Anpanman rice sprinkles ‘furikake’

Grandpa loved furikake. He did not love the kind of rice sprinkles made for adults with their wasabi and elegant pickled plum umeboshi flavors. He loved the overly sweet and salty packets made for children’s taste buds. He told me one night, him nostalgically drunk, that his mother used to hide furikake packets under his plate for him to find on nights that they only had a small amount of rice and nothing else to eat. It was a tough hungry time after world war two. They sometimes only had a sweet potato to share between all four siblings, his mother watching on hungrily content that her children had something, whilst tearfully panicked it was not nearly enough. He was the youngest, the only boy, and her favorite.

One night I hid a furikake packet under his plate for him to find. I had made him curry and rice, sat him down with the children, and waited. I expected laughter. Instead I found Grandpa crying over his curry muttering about shibui. I patted his shoulder indulgently, and went back to presiding over the fights small children have when one of them has to take a blue packet with Baikinman on it, and the other must have the last Melonpanman. Nobody wanted Baikinman, not even Grandpa.

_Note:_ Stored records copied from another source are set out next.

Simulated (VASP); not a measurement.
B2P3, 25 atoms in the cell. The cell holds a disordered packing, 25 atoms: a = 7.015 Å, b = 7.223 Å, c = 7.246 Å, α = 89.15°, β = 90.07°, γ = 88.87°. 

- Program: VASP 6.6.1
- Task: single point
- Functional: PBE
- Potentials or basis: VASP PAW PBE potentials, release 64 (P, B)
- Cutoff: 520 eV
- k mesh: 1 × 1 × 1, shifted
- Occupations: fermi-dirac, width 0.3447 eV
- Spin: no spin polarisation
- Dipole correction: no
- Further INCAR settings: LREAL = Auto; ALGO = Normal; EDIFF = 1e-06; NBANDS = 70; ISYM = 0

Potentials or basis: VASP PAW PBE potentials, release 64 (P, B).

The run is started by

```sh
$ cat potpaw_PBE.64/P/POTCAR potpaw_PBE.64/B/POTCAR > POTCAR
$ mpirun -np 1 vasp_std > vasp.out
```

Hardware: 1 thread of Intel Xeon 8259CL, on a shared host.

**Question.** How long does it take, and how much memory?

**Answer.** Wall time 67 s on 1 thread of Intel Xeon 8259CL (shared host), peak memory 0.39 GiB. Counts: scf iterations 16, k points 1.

Once I had made the peace deal of the decade, and sat down to my own meal, a more jovial Grandpa thanked me. It reminded him of his mother, of days long since gone, and the mundane everyday simplicity of the sight of a furikake packet under his plate coupled with the beauty of this feeling of motherly love had made him cry. It was not a grand gesture, but it was this small sacrifice of a tiny perfect thing that he loved so much, that engendered such deep emotion. Grandpa was not very Japanese in his personality and actions sometimes. He was a bit of a wild man, and not afraid to cry. Now I understand why. Oh to have such a simple time back again, oh for just two more moments with those people round my table, eating curry and fighting over cartoon packets of salmon rice sprinkles. How shibui to find a packet of salmon rice sprinkles under a plate.

You have no furikake, Paltry-chan, Grandpa admonished. It was because there was none left. I had given all I had to those people that I loved, and there was nothing for me left.

This reduced Grandpa to more tears. “My mother, she like Maria, she perfect,” he wailed. “She in heaven now. She never complain, not one time.” My supper had taken a darkly emotional turn. All because of a few packets of rice sprinkles. I assured him that I didn’t much care for them anyway, they were way too sweet for me. I instead committed the westerners sin of pouring a dash of tamari on my rice. Grandpa shook his head.

Later, after he had tested his blood sugar, he poured himself a shochu and grapefruit, and sat down on my sofa to talk, he set about educating his fatherless daughter in law about important things. Like Shibumi.

Trying to explain shibumi to me, me sitting there with the black eye my husband, his son, had given me, a baby sat on my knee, his plump hand curled around my hair, sucking on his thumb working his way up to crying before he realized how tired he was and went to sleep, with my older child watching Phinneas & Ferb, giggling and tapping on the cool wooden floor, resting her back on an oversized Stitch-shaped legless chair, was like explaining to a dog how men can go to the moon. The air conditioning was blowing a gale, it was that or melt in the stuffy humidity of a Tokyo late summer. It was not Shibui. It was chaos. Still, the old man tried.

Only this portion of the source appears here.